#4 Distributed message queues

Nice — let’s design a distributed message queue (think Kafka / Pulsar / SQS-style system) end-to-end. I’ll cover scope, functional + non-functional requirements, APIs, the high-level architecture, core algorithms (partitioning, replication, delivery semantics), failure handling, scaling, operational concerns, trade-offs and a short evolution path. You can use this as an interview answer or an implementation blueprint.

Problem statement

Build a fault-tolerant, highly-available distributed message queue that lets producers publish messages and consumers read them reliably. Key capabilities:

  • High throughput for many producers/consumers

  • Horizontal scalability (by partitioning)

  • Durable storage and configurable retention

  • Consumer groups & load-balanced delivery

  • Exactly-once or at-least-once semantics where required

  • Low latency for publish/subscribe patterns


Functional requirements

  • Produce messages to a topic (appended to end of topic/partition).

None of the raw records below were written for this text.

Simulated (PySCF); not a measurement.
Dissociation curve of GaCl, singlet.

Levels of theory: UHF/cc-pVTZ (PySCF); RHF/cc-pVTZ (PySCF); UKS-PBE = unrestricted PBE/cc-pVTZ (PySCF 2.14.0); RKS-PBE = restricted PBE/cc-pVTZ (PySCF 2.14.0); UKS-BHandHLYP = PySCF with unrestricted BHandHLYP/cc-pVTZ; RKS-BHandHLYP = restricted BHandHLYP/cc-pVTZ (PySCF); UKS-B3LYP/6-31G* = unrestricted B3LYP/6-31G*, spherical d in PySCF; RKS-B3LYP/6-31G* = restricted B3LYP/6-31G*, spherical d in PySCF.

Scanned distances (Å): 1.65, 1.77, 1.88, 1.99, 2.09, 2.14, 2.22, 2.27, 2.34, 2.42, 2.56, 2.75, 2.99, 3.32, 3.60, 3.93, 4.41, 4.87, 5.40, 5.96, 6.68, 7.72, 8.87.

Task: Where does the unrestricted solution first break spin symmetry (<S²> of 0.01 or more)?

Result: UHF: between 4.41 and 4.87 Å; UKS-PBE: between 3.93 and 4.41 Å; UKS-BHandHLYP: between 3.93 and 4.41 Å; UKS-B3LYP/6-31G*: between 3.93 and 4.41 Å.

  • Consume messages by offset (pull) and/or push (server push).

  • Topic/partition model: topics can be partitioned for concurrency.

  • Consumer groups: distribute partitions among group members (each message to one consumer in group).

  • Durability: persisted messages survive node crashes until retention/compaction.

  • Retention & compaction: time/size-based retention; optional log compaction by key.

  • Ordering: ordering guaranteed within a partition.

  • Acks & delivery semantics: support at-most-once, at-least-once, and exactly-once (with idempotence/transactions).

  • Administrative APIs: create/delete topics, set retention, adjust partitions, view offsets.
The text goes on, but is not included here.